How to approach AI in Design Thinking and for UX research workflows
For Design Thinking
There has been a lot of change in the Design Thinking community with explorations of AI agents to optimize the practitioner’s workflow. Some are utilizing AI for almost every single touchpoint, including interviewing an AI agent in replacement of a human customer, when others are focusing on leveraging it more for proposing interview guides, ideating, and designing products.
While AI has a lot to offer, it is key to take a step back and maintain agency for the designer as a strategist who is in control of the process, protecting the creativity and ethical agency that comes with it, when navigating client projects. AT RZD, we believe, that AI is best suited as a tool that follows an order that follows a strategic thinking process.
For UX Research
UX Researchers used to spend lots of time sifting through large amounts of data, coding them, and extracting meaningful insights from large research studies to translate to meaningful UX design ideas. What took a whole week can now be automated in a few clicks. However, when some are treating AI as a human and if AI is trusted blindly, the level of risk increases.
UX directors from Hyatt and JP Morgan who explored the shifting role of UX Researchers in the age in a talk with Smart Design in December 2025, highlighted the fact that while AI is now supporting us in research synthesis, we should still attend to it with a risk-averse mindset.
Their take on ai influencing research workflows include these takeaways:
⌛ Efficiency vs Time:
The euphoric moment of uncovering insights is still a human delight for researchers (L2, L3 insights). There is importance and hope in ai not taking that away.
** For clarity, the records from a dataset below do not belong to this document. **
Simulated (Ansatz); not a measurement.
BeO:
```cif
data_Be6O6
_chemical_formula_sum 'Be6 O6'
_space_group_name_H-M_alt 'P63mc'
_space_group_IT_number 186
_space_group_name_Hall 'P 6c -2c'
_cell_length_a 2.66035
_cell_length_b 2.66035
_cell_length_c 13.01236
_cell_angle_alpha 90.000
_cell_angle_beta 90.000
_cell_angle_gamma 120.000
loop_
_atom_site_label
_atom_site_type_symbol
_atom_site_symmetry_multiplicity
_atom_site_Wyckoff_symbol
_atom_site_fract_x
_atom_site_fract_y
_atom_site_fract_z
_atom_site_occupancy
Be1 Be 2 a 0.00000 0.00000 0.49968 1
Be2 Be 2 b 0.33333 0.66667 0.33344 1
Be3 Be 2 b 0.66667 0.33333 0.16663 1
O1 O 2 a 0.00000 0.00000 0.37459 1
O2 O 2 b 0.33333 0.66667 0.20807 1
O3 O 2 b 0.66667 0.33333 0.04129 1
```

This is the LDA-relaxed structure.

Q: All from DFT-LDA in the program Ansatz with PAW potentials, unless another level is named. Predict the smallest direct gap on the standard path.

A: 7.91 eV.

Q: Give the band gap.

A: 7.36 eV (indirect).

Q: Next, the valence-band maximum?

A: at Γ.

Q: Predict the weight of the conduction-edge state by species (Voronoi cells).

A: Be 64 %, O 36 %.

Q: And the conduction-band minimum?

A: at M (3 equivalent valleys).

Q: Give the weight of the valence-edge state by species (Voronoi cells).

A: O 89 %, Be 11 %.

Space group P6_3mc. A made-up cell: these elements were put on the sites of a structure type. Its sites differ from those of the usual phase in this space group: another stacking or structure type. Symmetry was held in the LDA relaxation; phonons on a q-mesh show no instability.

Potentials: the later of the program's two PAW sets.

✳️ Low Risk x High Complexity = Can be automated.
This framework that is used at JP Morgan can help researchers become better and faster.
🪵 For emerging researchers, going into 2026, it will be key to:
Practice storytelling, learn the language of the business, and be heavily invested in the craft: Digging deep into the insights provided by ai and taking them to a more nuanced level.
🚪 About widening the access to data across departments:
Researchers have to remain the gatekeepers. Cognitive bias may show up more in other roles. But researchers are aware and skilled at getting to interesting data while staying neutral.
🦹♂️ Researchers should be careful not to:
Adopt the stories of synthetic users. The assumption that they would think like humans is not right. It can be a huge risk even if just 10% of the issues are not found.